The decline follows weeks of volatility driven by rising crude prices, which had previously fueled inflation concerns and strengthened the dollar as investors sought safe-haven assets. However, with oil prices now easing from recent highs, markets are showing signs of stabilization.

Oil Retreat Eases Inflation Fears

Benchmark crude prices slipped after a recent rally, as supply concerns began to ease and traders reassessed demand forecasts. Analysts say the cooling trend in oil markets is helping to reduce fears of prolonged inflation, which had weighed heavily on global economic outlooks.

Lower energy prices tend to support growth by reducing input costs for businesses and easing pressure on consumers, a dynamic that has lifted confidence across financial markets.

Risk Appetite Returns

As oil retreated, investors moved away from the dollar traditionally viewed as a safe-haven currency and into higher-yielding and risk-sensitive assets. Emerging market currencies, including the South African rand, gained modest ground, while global stock markets posted cautious gains.
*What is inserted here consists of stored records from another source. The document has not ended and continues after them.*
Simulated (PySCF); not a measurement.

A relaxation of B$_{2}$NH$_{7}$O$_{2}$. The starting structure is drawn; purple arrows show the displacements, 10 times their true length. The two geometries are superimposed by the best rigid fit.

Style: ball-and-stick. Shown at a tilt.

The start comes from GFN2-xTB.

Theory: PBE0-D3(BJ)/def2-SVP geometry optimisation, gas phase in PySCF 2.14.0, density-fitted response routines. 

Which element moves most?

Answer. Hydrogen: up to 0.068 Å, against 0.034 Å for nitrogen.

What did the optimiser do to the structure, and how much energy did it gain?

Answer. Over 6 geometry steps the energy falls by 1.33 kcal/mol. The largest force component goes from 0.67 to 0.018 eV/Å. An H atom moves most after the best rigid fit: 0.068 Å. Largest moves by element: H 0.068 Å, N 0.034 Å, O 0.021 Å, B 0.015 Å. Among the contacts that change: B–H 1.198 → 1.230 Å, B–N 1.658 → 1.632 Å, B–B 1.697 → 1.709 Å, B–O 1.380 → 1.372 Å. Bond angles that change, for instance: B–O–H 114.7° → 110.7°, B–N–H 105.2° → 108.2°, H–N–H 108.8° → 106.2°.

Market participants are increasingly optimistic that central banks may not need to tighten monetary policy as aggressively if inflation pressures continue to ease.

Focus on Central Banks

Despite the improving sentiment, investors remain cautious ahead of key central bank decisions expected later this month. Signals from the U.S. Federal Reserve and other major institutions will be closely watched for clues on interest rate trajectories.

A less hawkish stance could further weaken the dollar, while any indication of continued tightening may reverse current trends.

Outlook Remains Uncertain

While the softer dollar and cooling oil prices have provided short-term relief, analysts warn that uncertainties remain. Geopolitical tensions, supply disruptions and shifting demand patterns could quickly reignite volatility in energy markets.

For now, however, the easing in oil prices is offering a welcome reprieve to global markets, allowing investors to cautiously re-embrace risk.

As trading continues, market watchers will keep a close eye on commodity trends and policy signals to gauge whether the current shift in sentiment can be sustained.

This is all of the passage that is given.